Anthony Weiner Attempts Damage Control

Anthony Weiner Attempts Damage Control

He was trying to do damage control over that raunchy photo that appeared on his Twitter stream, but embattled Congressman Anthony Weiner's numerous TV appearances Wednesday are backfiring.

Craig Ferguson joked on his show, "Congressman Weiner will not say that the photograph is not of him. He says though that it may have been digitally manipulated."

On The Colbert Report, Stephen Colbert said, "This does not sound like a denial to me."

On The Daily Show Jon Stewart said, "There's no way to cover the Weiner story in a non-adolescent fashion."

Weiner, a New York Democrat, is at the center of a furor over a photo of a man in his underwear, sent via his Twitter account to a young woman in Seattle.

Weiner denies sending the picture, and says his account was hacked. But his efforts to sidestep questions about whether it's him in the photo are making things worse.

Even Jon Stewart, who once shared a summer rental with Weiner is mocking him.

"I was hoping that he'd have a very clear and strong, reasonable explanation," said Stewart.

Then Stewart showed a clip of a reporter asking Weiner, "That's not a picture of you?" Weiner replied, "I can't say with certitude."

"Well I guess that clears that up," joked Stewart.

Headline writers are having a field day. Many of the double entendres are quite racy. Among the PG rated ones is from the New York Post which says, "Weiner Exposed."

In an interview with CNN, Weiner admitted the scandal is putting a strain on his wife. He married a senior aide to Secretary of State Hillary Clinton last July.

"Hopefully my marriage survives my first anniversary," Weiner said on CNN's The Situation Room.

MSNBC's Rachel Maddow asked Weiner a pretty pointed question during a live interview.

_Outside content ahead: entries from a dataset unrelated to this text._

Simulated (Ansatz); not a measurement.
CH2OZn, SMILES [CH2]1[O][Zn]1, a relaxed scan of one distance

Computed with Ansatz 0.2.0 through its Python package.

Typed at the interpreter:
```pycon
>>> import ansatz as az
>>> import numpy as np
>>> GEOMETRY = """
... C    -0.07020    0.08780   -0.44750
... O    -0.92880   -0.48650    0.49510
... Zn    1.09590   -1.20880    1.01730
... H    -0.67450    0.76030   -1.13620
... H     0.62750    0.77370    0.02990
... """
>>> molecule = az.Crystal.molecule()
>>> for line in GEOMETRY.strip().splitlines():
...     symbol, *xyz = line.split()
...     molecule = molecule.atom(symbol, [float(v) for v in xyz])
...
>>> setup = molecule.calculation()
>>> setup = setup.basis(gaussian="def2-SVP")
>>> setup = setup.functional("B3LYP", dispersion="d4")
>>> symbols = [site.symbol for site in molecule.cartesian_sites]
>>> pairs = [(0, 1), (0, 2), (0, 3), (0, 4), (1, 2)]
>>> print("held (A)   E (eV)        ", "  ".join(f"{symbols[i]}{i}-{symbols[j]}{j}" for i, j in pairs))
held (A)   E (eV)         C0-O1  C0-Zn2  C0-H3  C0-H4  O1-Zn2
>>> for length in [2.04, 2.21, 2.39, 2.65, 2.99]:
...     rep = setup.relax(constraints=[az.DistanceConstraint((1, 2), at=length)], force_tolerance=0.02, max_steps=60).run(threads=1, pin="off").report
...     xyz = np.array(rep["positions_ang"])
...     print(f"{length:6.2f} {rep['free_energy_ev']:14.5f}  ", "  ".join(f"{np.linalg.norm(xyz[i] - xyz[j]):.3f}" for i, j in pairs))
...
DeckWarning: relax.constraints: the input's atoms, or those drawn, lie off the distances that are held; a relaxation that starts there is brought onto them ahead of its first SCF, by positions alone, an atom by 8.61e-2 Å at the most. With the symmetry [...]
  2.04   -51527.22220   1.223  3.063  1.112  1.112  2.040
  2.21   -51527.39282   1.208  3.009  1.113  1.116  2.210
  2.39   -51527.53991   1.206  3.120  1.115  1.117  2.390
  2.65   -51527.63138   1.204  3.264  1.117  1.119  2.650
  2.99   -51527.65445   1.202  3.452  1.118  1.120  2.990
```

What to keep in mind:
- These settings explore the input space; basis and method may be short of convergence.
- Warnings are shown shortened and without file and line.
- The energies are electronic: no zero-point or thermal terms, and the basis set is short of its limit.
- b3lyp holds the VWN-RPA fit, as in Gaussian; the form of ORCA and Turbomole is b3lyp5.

"How do you intend to reassure your constituents and the people who have supported you politically that they shouldn't think you're a creep?" asked Maddow.

Republican House Majority Leader Eric Cantor has this reaction to what's been dubbed 'Weinergate.'

"I think the American people are sick of seeing elected officials tied up in scandals like this," said Cantor.